New Pennsylvania Law Legalizes Autonomous Delivery Robots

via mohamed mahmoud hassan

A Pennsylvania state law which was passed in November of 2020 went into effect in January and legalizes autonomous delivery robots. The new law amends the Vehicle Code to allow for the operation of an automated or remote operated personal delivery device on a roadway or pedestrian area to deliver goods from business to business or a business to residence.

The new law allows autonomous drones to move on sidewalks, trails, and roads, and they will be technically considered “pedestrians” under the law. This change adds Pennsylvania to the group of 12 other states where autonomous delivery is legal, although the state’s law is one of the least restrictive regarding these sidewalk robots. The bots must meet certain requirements such as a maximum top speed of 12 mph in a pedestrian area, 25 mph on a roadway, and a load limit of 550 pounds. In comparison, Washington state personal delivery devices are only allowed to carry up to 120 pounds, and the 12mph speed limit is the fastest only behind Florida’s 15 mph limit.

There are also strict permit requirements for companies to meet in order to employ these robots in Pennsylvania. Companies must first file an operational plan for its personal delivery devices and further must create a detailed plan for what will happen when the bots are involved in accidents. Applicants must also provide proof of liability insurance coverage. Finally, applicant companies must create an educational plan to increase public awareness about PDD safety. 

Companies like Amazon and FedEx have been pushing for laws such as this. The advantages behind autonomous delivery include a reduction in the need for large, emission-heavy trucks to move in crowded cities and a reduction in the number of delivery drivers needed. 

However, concerns have been raised about sharing a sidewalk with these bots. For example, Eric Boerer of bike-pedestrian advocacy group Bike Pittsburgh says 12 mph is “extremely fast” for traveling on the sidewalk, considering the average walking speed for pedestrians is about 3 or 4 mph. Opposition has also arisen from labor unions such as the Teamsters, who advocate in concern for the jobs that may be taken by this technology. The National Association of City Transportation Officials has also issued a “Blueprint for AutonomousUrbanism” which calls for more thought about adding self-driving robots to our streets. In relevant part, the report states that “Automation without a comprehensive overhaul of how our streets are designed, allocated, and shared will not result in substantive safety, sustainability, or equity gains.”
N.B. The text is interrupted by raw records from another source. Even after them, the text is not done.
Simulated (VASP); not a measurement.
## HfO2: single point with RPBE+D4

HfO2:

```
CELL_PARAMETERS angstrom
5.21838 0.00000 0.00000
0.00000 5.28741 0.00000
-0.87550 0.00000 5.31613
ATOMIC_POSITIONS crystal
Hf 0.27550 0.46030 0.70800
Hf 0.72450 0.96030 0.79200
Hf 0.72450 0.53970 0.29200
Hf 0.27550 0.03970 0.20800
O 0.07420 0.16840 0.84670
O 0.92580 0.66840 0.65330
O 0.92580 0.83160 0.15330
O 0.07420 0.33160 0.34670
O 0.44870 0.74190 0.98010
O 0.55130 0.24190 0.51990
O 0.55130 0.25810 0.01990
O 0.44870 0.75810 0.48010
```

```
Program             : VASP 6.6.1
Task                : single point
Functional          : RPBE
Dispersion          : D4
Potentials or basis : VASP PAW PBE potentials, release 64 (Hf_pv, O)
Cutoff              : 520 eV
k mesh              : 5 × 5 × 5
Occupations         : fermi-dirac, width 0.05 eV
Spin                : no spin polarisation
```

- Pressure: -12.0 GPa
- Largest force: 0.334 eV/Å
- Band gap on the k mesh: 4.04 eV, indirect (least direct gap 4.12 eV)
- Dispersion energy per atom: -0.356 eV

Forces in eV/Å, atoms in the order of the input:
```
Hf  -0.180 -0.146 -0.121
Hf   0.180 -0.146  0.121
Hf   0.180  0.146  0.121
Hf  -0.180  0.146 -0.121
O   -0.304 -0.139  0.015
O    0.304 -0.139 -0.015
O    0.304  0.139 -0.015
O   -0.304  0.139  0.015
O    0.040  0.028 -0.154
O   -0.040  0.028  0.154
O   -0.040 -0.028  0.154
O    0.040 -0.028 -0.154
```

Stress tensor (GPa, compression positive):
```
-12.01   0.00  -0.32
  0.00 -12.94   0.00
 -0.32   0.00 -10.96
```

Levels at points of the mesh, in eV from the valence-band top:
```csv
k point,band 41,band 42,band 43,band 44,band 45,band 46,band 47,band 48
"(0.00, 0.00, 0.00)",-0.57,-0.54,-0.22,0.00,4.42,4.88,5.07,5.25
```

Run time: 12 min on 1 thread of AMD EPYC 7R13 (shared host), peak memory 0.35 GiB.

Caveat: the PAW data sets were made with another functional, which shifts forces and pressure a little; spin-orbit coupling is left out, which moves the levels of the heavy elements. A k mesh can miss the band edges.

The implementation of autonomous delivery robots is littered with legal concerns, many of which are not addressed in the recently-passed bill. To demonstrate, because these robots are considered pedestrians, questions remain on how the right-of-way applies when a delivery bot collides with another motor vehicle. Additionally, when the bots are traveling on the shoulder of roads or the berm near a highway, they can travel at the speed of a car or truck. Attorneys will be faced with a host of interesting new issues especially when accidents injure other pedestrians.